Inspect relevant data_dictionary/** files first, then locate models, model docs, manifest entries, column descriptions, lineage, or metric docs for the requested concept.
Identify the curated model first. Use raw event tables only when no curated model exists, the curated model is insufficient, or the user explicitly requests raw data.
Extract the exact definitions for:
- metric name
- entity/population
- grain and time window
- filters and exclusions
- required columns
- safe join keys/patterns
- freshness, rollout, or coverage caveats
Cross-check lineage when the model is derived from raw events.
Summarize definitions back to the user when they affect interpretation.

If no relevant data dictionary entry exists, say so explicitly and continue with model docs, manifest metadata, and SQL lineage. If the data dictionary conflicts with model docs or the observed schema, surface the discrepancy before writing SQL.

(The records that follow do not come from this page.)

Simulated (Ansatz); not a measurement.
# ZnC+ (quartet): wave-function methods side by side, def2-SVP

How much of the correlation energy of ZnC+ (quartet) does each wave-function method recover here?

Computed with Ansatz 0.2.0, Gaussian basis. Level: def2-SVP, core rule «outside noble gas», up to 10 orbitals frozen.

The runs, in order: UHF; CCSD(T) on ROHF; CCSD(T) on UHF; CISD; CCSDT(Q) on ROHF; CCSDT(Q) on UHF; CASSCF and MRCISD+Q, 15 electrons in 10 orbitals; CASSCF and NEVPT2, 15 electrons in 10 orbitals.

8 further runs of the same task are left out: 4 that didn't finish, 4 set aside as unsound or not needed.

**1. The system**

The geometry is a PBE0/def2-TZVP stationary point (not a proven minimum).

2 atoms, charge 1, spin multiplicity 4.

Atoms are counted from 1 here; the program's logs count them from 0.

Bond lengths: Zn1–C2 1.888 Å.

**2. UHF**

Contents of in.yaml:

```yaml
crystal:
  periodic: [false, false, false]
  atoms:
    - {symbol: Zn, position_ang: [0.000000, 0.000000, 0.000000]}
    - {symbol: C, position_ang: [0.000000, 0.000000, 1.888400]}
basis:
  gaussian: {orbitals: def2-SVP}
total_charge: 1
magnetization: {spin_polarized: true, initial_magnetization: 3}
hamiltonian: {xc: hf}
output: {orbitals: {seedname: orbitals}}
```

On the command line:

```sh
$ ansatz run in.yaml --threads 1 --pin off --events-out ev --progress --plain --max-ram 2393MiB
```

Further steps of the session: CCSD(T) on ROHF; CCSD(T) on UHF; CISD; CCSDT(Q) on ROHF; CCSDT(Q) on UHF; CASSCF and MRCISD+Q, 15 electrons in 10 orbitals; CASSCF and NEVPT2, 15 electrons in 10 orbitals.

Definition summary template

Definitions used:
- Metric: ...
- Population: ...
- Grain/window: ...
- Model/table: ...
- Key columns: ...
- Joins: ...
- Known caveats: ...

Bias toward documented semantics

If a term like "active user," "daily active," "tokens," "revenue," "timeout," "telemetry," "retention," or "funnel" appears, do not invent a definition. Find a documented definition or ask the user to choose one.